But it doesn't bother me at all. It is just that I am always there for him and he is never there for me. He has these little ways of dealing with things and people who care about him. He puts his music first. Whenever it comes to me, I think it's all about sex and whatever I can do for him, like getting his music together for him so he can go out and play.
Whenever it comes to 'us' time there is never any. He is always on his phone. I keep asking him to tell his friends that he is busy when he is with me, but he only has time for me when we are to have sex.
I broke up with him two months ago, and the reason why I did so was because I always tell him that I love him and he has never told me that he loves me.

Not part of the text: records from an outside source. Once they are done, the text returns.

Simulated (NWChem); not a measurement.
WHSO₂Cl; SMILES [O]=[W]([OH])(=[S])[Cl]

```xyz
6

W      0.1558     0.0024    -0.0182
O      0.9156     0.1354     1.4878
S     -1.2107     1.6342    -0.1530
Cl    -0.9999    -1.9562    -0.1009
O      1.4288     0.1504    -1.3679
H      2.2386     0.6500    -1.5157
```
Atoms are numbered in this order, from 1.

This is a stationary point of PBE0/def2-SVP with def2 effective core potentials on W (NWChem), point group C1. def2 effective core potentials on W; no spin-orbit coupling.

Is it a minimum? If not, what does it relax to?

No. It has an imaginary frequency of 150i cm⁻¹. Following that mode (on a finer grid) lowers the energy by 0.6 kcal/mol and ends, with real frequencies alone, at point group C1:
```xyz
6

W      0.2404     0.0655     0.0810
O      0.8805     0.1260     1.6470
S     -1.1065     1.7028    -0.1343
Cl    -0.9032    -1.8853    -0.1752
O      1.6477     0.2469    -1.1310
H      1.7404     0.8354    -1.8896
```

One day we had a talk and he looked me in the eyes and told me that he didn't love me, he only cares about me. I took some time and thought about what he said and I decided that I wanted to call it a day.
Broke it
A few days after I broke up with him, he told me he loves me and has always loved me, but he didn't want to tell me because his last girlfriend left him on the operation table when she first found out he was ill. He said he didn't want to give his heart to anyone else like that anymore. We are now back together and every day he tells me that he loves me. But now I have stopped telling him that I love him and have started pulling myself back. I keep asking myself why.
Please, pastor, tell me what to do.
S.K., New York, USA
Dear S.K.,
I suggest that you and this man go to see a family counsellor. If he truly loves you, he should be willing to get professional help because he has issues to deal with. Couples should always say to their spouses "I love you". It is good to show it, but it is also important that one says it.